In his first correspondence with the “church of God” at Corinth, the apostle Paul dives waist deep into the Corinthians marriage troubles. These were not typical marriage troubles—more like extreme marriage troubles, as in an extreme misunderstanding of what constituted holiness within a marriage.

Two overriding circumstances drive Paul’s teaching in 1 Corinthians 7—both are vital to understanding this text:

  • Apparently the Corinthians somehow had come to a conclusion that all sexual activity was immoral—even within marriage—that abstaining from sex even when married was the best choice to avoid defiling God’s temple, the body. This is what Paul first responds to (7:1—not to “touch” means not to engage in sex with), which provides the framework for the rest of the chapter.
  • “The present crisis.” It is crucial to realize that Paul’s answer to their marriage questions were framed by some type of urgent crisis—specific to that situation. The crisis is not identified for us. Some have speculated it could have been famine, persecution or some other challenging circumstance. Whatever it was, Paul makes clear it would be easier faced alone if at all possible. Perhaps if this crisis had not existed at that moment, his answers might have been different. There is no way for us to know, but this does have significance to unpacking this section of Scripture.

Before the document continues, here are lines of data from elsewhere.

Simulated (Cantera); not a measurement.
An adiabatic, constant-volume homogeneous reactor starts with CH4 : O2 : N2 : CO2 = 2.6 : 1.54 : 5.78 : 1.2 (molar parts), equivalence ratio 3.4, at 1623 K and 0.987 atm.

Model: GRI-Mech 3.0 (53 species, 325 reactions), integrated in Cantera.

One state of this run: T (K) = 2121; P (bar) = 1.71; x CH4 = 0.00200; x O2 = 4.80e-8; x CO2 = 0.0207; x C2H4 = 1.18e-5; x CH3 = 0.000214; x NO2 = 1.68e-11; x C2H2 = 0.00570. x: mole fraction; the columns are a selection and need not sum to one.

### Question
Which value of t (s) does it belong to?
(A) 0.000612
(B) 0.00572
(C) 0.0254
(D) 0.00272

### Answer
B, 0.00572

Moving into the text, it is vital to know how these two points inform and frame every bit of marriage theology Paul shares.

Enjoy the Marriage Bed (1-9)

Immediately Paul counters the idea that sex even within marriage is unholy. The extreme idea of the Corinthians that sex was somehow too dirty even for husband and wife was incorrect. Rather—couples have a responsibility to one another in this regard. They belong to each other in this way, so enjoy—do not withhold sex from one another. What they were promoting was not holiness—it was dangerous. Satan could seize it and create real trouble.

Understanding the nature of the flesh and of Satan, this was Paul’s best advice. He did not command it so, but conceded it. In his opinion the best practice was celibacy, but he knew not everyone shared that gift with him. (At this writing Paul was single, but he might not always have been so—Acts 6:10; Philippians 3:4-6.) To those who did not share this gift—the “unmarried and the widows” Paul advised them to marry rather than “burn with passion.” The overall point of this section—enjoying sexual relationships within marriage is a natural part of that relationship. While singleness may be preferable considering the current crisis, marriage is preferable to singleness if temptation and lust are the alternatives.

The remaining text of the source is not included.